Dana's class visited the neighboring town of Santa Rosa, and Tom went along as a parent volunteer, to hike with a botanist and learn about local plants to finish the 4th grade's botany unit. From Dana's point of view the technicolor fungi and the blue mushrooms were the highlights. The kids even cooked and ate those indigo mushrooms.
At Colegio Yeccan Waldorf, Dana is in a class of eight students with a super friendly and caring teacher. Dana's friend Danae is bilingual in English, and helps Dana understand some of the teacher's instructions. The math works well when Maestra Elisabet writes it on the board, and Dana writes her essays in English.
Noah is one of seven students with a bilingual teacher originally from the US, and uses Spanish with his classmates, although they also speak some English as it is taught twice a week at the school. Both kids are in classic Waldorf surroundings - pastel blue classroom walls, wooden desks, tile entryways. And they do movement class on the roof terrace.

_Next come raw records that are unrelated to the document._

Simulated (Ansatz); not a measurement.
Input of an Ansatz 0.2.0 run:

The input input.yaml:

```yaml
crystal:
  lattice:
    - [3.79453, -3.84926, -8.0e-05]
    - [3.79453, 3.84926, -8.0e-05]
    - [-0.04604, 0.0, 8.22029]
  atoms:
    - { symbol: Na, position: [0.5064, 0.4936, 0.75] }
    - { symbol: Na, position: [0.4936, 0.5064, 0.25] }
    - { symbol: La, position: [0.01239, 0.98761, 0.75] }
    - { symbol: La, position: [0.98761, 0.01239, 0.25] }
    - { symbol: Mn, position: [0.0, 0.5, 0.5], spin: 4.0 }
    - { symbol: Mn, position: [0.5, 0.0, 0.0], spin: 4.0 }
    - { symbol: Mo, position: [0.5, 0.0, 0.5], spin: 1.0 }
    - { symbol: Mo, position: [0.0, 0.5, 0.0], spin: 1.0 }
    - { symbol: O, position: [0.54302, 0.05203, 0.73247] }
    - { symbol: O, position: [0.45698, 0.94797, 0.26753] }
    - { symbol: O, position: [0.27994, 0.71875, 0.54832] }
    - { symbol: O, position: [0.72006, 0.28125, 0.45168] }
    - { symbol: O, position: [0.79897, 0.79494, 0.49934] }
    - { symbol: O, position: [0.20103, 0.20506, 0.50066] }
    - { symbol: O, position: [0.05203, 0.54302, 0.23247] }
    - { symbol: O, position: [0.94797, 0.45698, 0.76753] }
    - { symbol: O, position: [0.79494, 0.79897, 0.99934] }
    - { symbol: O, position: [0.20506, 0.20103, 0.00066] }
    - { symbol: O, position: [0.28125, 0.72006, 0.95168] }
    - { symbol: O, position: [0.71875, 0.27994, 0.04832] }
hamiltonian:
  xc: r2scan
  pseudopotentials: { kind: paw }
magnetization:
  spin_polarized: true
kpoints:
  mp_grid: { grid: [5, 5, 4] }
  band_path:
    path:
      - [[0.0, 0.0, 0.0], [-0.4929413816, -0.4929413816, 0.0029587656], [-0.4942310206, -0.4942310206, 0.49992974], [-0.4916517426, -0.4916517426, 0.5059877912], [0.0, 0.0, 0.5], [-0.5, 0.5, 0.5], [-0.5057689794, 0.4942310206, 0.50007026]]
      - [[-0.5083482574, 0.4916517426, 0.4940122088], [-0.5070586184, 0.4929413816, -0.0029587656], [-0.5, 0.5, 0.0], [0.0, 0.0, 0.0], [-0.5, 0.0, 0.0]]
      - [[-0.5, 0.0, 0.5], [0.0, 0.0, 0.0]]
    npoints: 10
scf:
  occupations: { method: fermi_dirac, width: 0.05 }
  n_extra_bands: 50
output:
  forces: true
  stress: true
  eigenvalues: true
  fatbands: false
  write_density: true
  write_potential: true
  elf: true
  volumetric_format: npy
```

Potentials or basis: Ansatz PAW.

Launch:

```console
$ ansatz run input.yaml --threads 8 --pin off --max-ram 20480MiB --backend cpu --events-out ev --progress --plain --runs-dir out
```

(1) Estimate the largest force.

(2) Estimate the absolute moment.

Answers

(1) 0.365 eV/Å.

After their morning block with their teacher (Noah just started perspective drawing and Dana's will be a math focus after they finish up botany), both kids have a variety of classes. Twice a week in addition to movement class they have: woodworking, handwork (knitting for Dana - they started with making the knitting needles out of wood and just chose their yarn, sewing for Noah), English, music (singing and playing the recorder), and German. The two German teachers are young college-age volunteers who are here for the year. Apparently it has been a long-standing program exchange program. For our kids it is quite a puzzle to learn German through Spanish, although both German teachers speak English well.
Tom and Laural attend Escuela Mexicana classes three hours a day (grammar, vocabulary, and conversation) plus two hours a week of salsa dancing. We're also doing an hour of homework a day. The school is located in el centro, so we walk the kids to school along the panoramic ridge where we live, then head down to our school. It is yellows and oranges and has three levels, with the middle level having an open patio and the upper level a rooftop terrace where yesterday I had all my classes and got a little sunburned (it is also where the last photo on this blog was taken).
Most of the Waldorf students are Mexican, and we make small talk in Spanish with their families in the morning and afternoon. We talk longer in English with a family from Switzerland and others from Colorado and New Hampshire. After the social time, we say buenos tardes to the University of Guanajuato student who sells cheese on the corner, and head home to make smoothies and hear stories of blue mushrooms and blue classrooms.